British intelligence chief: Terror threat in Britain lessened

MI5 head Jonathan Evans said Wednesday prosecutions have reduced risk. But Europe's siding with Israel on Gaza may incite European Muslims to hostility.

The head of Britain's intelligence organization, MI5, says that the terror threat in Britain has receded after a string of successful prosecutions, reports the BBC, in the first interview ever given by the director of the secretive agency.

In remarks published Wednesday, agency head Jonathan Evans says 86 terror convictions since January 2007 have dampened the enthusiasm of plotters.

"That has had a chilling effect. We have probably seen fewer 'late-stage' attack plans over the last 18 months," he said.

Mr. Evans warned that terror networks still have the capacity to strike within Britain, and that the global financial crisis could create new unforeseen tensions, says The Guardian.

"There is a significant number of individuals in active sympathy. They are doing things like fundraising, helping people to travel to Afghanistan, Pakistan and Somalia. Sometimes they provide equipment, support and propaganda."

Vigilance has been heightened in Britain since the terror attacks of July 7, 2005, when four suicide bombers struck London's public transportation system during morning rush hour, killing 52 people and wounding more than 700. Two weeks later, four bombs improperly detonated on London subway trains and buses. In June 2007, two men tried to drive a jeep loaded with gas canisters and nails into the Glasgow airport terminal. One of the attackers, Bilal Abdulla, was sentenced in December 2008 to at least 32 years in prison.

Evans said the current Israeli offensive on Gaza may prove a particularly potent propaganda tool. Press reports indicate that many European Jews and Muslims agree, with some warning of increased radicalization among Islamic youths and others pointing to a surge in anti-Semitic incidents since the start of the conflict.

On Thursday, the leaders of several prominent British Muslim organizations delivered a letter to Prime Minister Gordon Brown warning that "anger within UK Muslim communities has reached acute levels of intensity," reports The Gaurdian.

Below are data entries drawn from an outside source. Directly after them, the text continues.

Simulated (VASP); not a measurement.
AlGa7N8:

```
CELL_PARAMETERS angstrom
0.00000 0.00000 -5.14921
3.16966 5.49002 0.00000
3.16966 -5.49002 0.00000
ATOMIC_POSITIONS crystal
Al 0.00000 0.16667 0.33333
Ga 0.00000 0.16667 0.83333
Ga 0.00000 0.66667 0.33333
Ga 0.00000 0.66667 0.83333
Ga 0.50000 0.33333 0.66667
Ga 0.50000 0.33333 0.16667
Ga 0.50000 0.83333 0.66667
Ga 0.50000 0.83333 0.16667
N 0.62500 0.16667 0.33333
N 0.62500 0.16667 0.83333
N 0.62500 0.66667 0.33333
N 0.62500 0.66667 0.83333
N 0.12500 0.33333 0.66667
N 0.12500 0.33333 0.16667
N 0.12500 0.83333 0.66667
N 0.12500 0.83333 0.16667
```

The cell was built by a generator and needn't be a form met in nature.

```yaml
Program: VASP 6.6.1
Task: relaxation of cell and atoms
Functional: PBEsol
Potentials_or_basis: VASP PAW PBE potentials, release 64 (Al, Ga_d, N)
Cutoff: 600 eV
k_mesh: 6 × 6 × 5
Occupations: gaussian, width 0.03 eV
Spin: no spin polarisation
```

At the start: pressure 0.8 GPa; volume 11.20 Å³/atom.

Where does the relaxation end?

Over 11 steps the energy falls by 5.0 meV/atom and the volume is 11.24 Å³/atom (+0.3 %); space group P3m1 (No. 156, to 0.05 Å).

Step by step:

"The Israeli government's use of disproportionate force ... has revived extremist groups and empowered their message of violence and perennial conflict. For Muslims in the UK and abroad, we run the risk of potentially creating a loss of faith in the political process."

The letter was signed by the imam of London's Al Tawhid mosque, as well as by officials of the UK Islamic Foundation, the British Muslim Forum, and the Quilliam Foundation, a think tank that studies extremism.

They further warned Brown that the war in Gaza, and the American position on the violence, threatened to damage Britain's standing in the Islamic world and contribute to the radicalization of British and European Muslim youths.

Britain's Young Muslim Advocacy Group also sent a letter to Prime Minister Brown this week, says the Guardian, warning that the Israeli offensive on Gaza was "undermining efforts to reduce homegrown radicalization."

"We are in grave danger of sending a message to youth today that the mass murder of civilians can be justified if the right grievances are cited. In the current climate there is a real danger young people who witness the impotence of institutions that are supposed to be protecting innocent life will turn to other organisations in an effort to make their voices heard and the violence stop."

The Christian Science Monitor reported earlier this week that much of Europe has sided with Israel on Gaza, a shift incited by the Sept. 11, 2001 terror attacks.

European Union leaders this week flanked Israeli Foreign Minister Tzipi Livni as she told the world's news media, "We are all opposed to terrorism." For many observers in Europe, the moment underscored a little-noted but ongoing convergence between European and US-Israeli thinking – despite the tragedy and challenge that Gaza presents.
For decades, Europe was a Middle East counterbalance – generally sympathetic to Palestinians as the weaker party, critical of an unqualified US backing of Israel. The Palestine Liberation Organization had offices in Europe. France's Navy helped Yasser Arafat escape Tripoli in 1983. Europe backed the Oslo Accords, and saw the Palestinian cause as a fight for territory and statehood.
Yet Europe's traditional position on the Arab dispute has been quietly changing: It is gravitating closer to a US-Israeli framing of a war on terror, a "clash of civilizations," with a subtext of concern about the rise of Islam – and away from an emphasis on core grievances of Palestinians, like the ongoing Israeli settlements in the West Bank and East Jerusalem, and "occupation."

The Gaza crisis has already led to an uptick in anti-Jewish incidents in several European countries, such as Britain, Sweden, and France, reports the Associated Press. These have included attempted arson attacks at synagogues in Toulouse, France; Helsingborg, Sweden; and in North London, as well as a rash of vandalism and assaults across the continent.

"In Britain, the Community Security Trust, a Jewish defense group, said it had seen a rise in anti-Semitic incidents since the start of Israel's offensive against Gaza. The group said it recorded 20-25 incidents across the country in the past week — a sizable increase from 2-3 incidents usually reported to the group over the Christmas-New Year period."